Also, on April 18, 2022, the Company borrowed under the EE Revolver, on the closing day of such facility, and used the proceeds to repay the KFMC Note in full. The KFMC Note was terminated in connection with such repayment.

As of September 30, 2022, the Company was in compliance with the covenants under its debt facilities.

In August 2022, we entered into an amendment (“First Amendment”) to the Credit Agreement with the related lenders. As part of the Company’s time charter and regasification agreement with Gasgrid Finland, Gasgrid Finland has the option to purchase the Exemplar vessel should certain default or force majeure events occur and at the end of the contract. The Credit Agreement was amended to allow for such potential sale of the vessel.

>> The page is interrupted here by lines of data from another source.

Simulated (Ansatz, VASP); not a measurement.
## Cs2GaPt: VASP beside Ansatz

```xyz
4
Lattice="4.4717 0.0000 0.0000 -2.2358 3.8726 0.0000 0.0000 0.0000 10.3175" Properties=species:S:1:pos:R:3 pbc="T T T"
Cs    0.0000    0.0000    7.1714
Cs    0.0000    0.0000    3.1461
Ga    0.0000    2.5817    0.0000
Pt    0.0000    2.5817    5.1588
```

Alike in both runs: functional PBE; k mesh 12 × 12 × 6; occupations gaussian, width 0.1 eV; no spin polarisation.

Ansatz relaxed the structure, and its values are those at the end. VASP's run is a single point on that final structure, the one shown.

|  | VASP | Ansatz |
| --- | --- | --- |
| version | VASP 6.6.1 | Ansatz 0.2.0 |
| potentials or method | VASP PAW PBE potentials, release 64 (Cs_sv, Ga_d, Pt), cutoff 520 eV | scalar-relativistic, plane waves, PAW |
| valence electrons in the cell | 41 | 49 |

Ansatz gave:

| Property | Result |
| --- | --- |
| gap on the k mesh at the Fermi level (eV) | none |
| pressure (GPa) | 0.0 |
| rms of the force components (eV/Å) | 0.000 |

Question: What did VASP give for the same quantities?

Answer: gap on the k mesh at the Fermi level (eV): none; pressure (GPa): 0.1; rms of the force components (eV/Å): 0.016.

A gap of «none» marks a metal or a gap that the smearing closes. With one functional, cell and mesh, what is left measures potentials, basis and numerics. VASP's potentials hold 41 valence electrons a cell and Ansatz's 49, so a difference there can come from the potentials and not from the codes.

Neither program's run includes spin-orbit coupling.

Foundation Vessels Purchase

In exchange for (i) 7,854,167 shares of Class A Common Stock with a fair market value of $188.5 million, (ii) a cash payment of $50.0 million and (iii) $21.5 million of estimated future payments under the TRA, EELP purchased from Maya Maritime LLC, a wholly owned subsidiary of the Foundation, all of the issued and outstanding membership interests in the Foundation Vessels. In 2018, EELP entered into an agreement with a customer to lease the Excellence vessel with the vessel transferring ownership to the customer at the conclusion of the agreement for no additional consideration. Historically, EELP, as a lessor, has accounted for the Excellence vessel contract with our customer as a sales-type lease in the consolidated balance sheet in accordance with Accounting Standards Codification 842, Leases. The Excellence vessel will continue to be accounted for as a sales-type lease and thus did not result in an adjustment to property and equipment. The difference between the consideration given to acquire the Excellence and the historical finance lease liability resulted in a $21.8 million early extinguishment of lease liability loss on our consolidated statements of income.

Other Contractual Obligations

Operating Leases

We lease a vessel and offices in various locations under noncancelable operating leases. As of December 31, 2021, we had future minimum lease payments of $120.2 million. As of September 30, 2022, we had future minimum lease payments totaling $95.7 million and are committed to $9.0 million in year one, $65.3 million for years two and three, $19.1 million for years four and five and $2.3 million thereafter.

Finance Leases

Certain enforceable vessel charters and pipeline capacity agreements are classified as finance leases, and the right-of-use assets are included in property and equipment. As of December 31, 2021, we had future minimum lease payments totaling $784.8 million. As of September 30, 2022, we had future minimum lease payments totaling $316.6 million and are committed to $9.3 million in payments in year one, $66.5 million for years two and three, $66.5 million for years four and five, and $174.3 million thereafter.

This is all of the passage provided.